For the last six weeks, at 2:00 pm on Thursday, TINYisPOWEFUL runs a podcast on OHMRADIO963, with hosts Rayn and Victoria. Last Thursday, they had invited Gwylène and me to be their guests. The topic of this hour of rather serious conversation was: WHAT DOES A CULTURAL BUDGET LOOK LIKE?

We did not have time, in one hour, to get to the ‘look like’ part of the question! What we understood though is that, if a financial budget should reflect the values of its authors, so should a cultural budget. In the case of TINYisPOWERFUL the words best revealing of its values and its goals are Belonging, Becoming, Reciprocity, Autonomy as active principles of Social Justice. What do these principles translate into, in order to fit in a cultural budget, then? They translate into art tools which TINYisPOWERFUL has developed to accomplish its work: in/with community work with the App, the Booklet of questions, “Good Trouble”, the Zine, the OhmRadio podcast – visual arts work like “You bet ‘n me ‘n me ‘n you”, the Jungle, Arianne’s indigo workshop, “a Tale for Reparations” (in progress) – collective or group work like the Circle of Advisers or the Question-Relay conversation format etc . . . In turn, to stay within the vocabulary of budget-building, we consider such art tools as art assets, in that they have a potential exchange value, cash or in-kind, when used/practiced in collaboration with other groups which may have solicited our participation in one of their own projects.

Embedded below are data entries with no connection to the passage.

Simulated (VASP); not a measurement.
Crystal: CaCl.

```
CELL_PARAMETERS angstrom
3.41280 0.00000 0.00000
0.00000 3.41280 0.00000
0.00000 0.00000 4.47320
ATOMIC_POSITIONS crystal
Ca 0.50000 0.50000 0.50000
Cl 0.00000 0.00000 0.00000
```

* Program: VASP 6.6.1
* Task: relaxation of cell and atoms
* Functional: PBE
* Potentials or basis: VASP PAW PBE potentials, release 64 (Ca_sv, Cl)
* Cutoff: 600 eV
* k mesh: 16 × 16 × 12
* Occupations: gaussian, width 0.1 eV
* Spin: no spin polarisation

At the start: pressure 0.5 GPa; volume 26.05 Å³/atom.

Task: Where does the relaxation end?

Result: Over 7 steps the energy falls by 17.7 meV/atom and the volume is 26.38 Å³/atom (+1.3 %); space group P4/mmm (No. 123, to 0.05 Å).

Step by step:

When I apply my attention to a particular subject, my mind, as it usually does, immediately conflates the readings and conversations from the last few days and somehow scans them to identify possible intersections. In this particular case, my exhilaration originated with the OHMRADIO podcast. I have attempted to compact it into one question: Could the ‘Cultural Impact Study’ methodology become an art tool for TINYisPOWERFUL and therefore be placed in the art assets column of its Cultural Budget? To refresh our memory, the concept of Cultural Impact Study comes from the USDAC (United States Department of Art and Culture), a non- governmental, not-for-profit arts organization with which conNECKtedTOO and TINYisPOWERFUL worked with in the past. One of USDAC’s missions is to legally demand that developers perform a Cultural Impact Study, the same way they perform an Environmental Impact Study, before being permitted to develop.

We know from history and from our own experience that development mostly sweeps through underserved neighborhoods. In a metropolis, when it strikes at areas so neglected by government, so run down, benighted really, such states of blight can make gentrification look like salvation! In cities like Charleston though, the process can be so insidious that it is hard, often, to grasp the daily violence of seeing neighbors move away one at a time, property taxes get out of reach, … and then the whole block – your block – destined to become a towering cluster of luxury and exclusion! This is gentrification. The destruction of whole neighborhoods, their people, their businesses, their schools, their history.

Of course all this is a question of social justice!

What troubles me most is how, from slavery in the past centuries to gentrification today, there proves to be a tool of choice, in Charleston, consistently used for the single purpose of rich proprietors to get richer at the expense of others: PEOPLE DEPORTATION. Whether from West Africa to Charleston or from Charleston to Goose Creek, mostly Black people are uprooted at will without a return ticket. And the anthropology in all this? It is, more specifically, the antidote to the data-fication of society in general, of each of us in particular. And, by the same token, the data-fication of budgets. A pure reflection of how we live in an economy-driven world, fixated on productivity, percentages, profit and loss. Without the introduction of the human factor in budgets, how can data-fication detect its own inhumane tendencies? It can only

 

| “…reproduce its own biases…” from Data Feminism

and carry over, from data sheet to data sheet, from one yearly budget to the next, inequalities, exclusion, the marginalization of others, all “Others”, including women. This is also why, the addition of a cultural budget to all budgets should be required. And so should Time Banking, as income.